Amherst town hall undergoes an administrative reorganization
The opportunity provided by the upcoming retirement of two long-term employees combined with Amherst town council’s desire to be more efficient and transparent have resulted in an administrative reorganization at Amherst town hall.
The reorganization will see the elimination of several positions, though there will be no job losses because new positions are being created that council believes will help improve services.
“I believe these changes signal to our citizens that it’s not just business as usual and that we’re serious about improving our organization,” Mayor David Kogon said, moments before council unanimously approved the changes on Dec. 18 at its regular monthly meeting.
Retiring are Rebecca Purdy, the executive assistant to the CAO who has served the town for 23 years, and Vince Arbing, who has been with the town for 14 years, the 12 as director of finance. Purdy’s retirement is effective Jan. 31, while Arbing’s is effective on April 30.
Effective Feb. 1, the executive assistance to the CAO, the executive assistant-planning, human resources co-ordinator, senior planner and accountant positions will be eliminated. At the same time, the positions of municipal clerk, deputy-clerk, administrative assistant-clerk’s office, land use and strategic initiatives manager and financial services manager will be created.
Effective May 1, the position of director of finance-corporate services will be eliminated and the position of chief financial officer will be created.
CAO Greg Herrett also announced the appointments of Sarah Wilson to the position of financial services manager, Andrew Fisher as the land use planning and strategic initiatives manager, Kim Jones as the municipal clerk and Natalie Leblanc as the deputy-clerk.
Herrett said the town will immediately begin searching for an administrative assistant for the clerk’s office and in the coming months will be opening a competition for chief financial officer.
In presenting the motion to approve the reorganization, Deputy-mayor Sheila Christie said the “net cost of these changes on an annual basis is estimated to be less than $2,000 and there is no net increase in full-time equivalent positions.” The moves reflect council’s desire to improve customer service, create continuous business process improvement, provide consistency in the governance process while improving transparency, Christie said.

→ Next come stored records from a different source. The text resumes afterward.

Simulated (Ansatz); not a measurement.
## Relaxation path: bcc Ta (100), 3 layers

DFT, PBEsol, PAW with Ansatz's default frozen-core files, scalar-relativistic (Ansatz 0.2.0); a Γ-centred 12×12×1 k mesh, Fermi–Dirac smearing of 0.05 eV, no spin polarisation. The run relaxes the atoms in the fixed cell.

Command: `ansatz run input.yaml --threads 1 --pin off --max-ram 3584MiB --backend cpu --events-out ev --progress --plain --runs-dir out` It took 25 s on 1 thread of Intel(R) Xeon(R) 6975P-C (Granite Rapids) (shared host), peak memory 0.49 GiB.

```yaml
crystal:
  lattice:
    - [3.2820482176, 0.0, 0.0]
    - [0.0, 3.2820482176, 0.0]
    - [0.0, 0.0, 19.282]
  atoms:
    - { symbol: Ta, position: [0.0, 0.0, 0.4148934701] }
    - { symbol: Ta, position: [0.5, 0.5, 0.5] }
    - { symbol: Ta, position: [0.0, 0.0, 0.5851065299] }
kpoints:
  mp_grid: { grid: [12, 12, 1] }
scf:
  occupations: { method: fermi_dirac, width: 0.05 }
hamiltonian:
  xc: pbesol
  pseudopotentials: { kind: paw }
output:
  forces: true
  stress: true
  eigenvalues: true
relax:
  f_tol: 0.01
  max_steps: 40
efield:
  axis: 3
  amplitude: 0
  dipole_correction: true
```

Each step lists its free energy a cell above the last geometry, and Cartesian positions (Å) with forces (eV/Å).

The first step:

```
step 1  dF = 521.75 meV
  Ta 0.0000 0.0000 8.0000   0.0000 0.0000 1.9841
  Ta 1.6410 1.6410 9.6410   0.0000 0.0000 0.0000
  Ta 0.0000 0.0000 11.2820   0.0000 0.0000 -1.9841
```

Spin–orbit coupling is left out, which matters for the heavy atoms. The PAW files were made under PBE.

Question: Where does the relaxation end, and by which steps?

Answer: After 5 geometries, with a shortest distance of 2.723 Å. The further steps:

The moves will also help with succession planning while recognizing the excellent talent within the organization, she added.
Mayor Kogon echoed her comments, saying he felt the changes will “strengthen the organization now and in the future by recognizing good young talent.”
“I also believe that many of these changes signal to our present employees that opportunities for advancement exist even in a relatively small municipality such as ours.”
Herrett thanked Arbing and Purdy for their dedication to the town and offered his congratulations to the new appointees.
“We’re anxious to get to work implementing these changes,” Herrett said.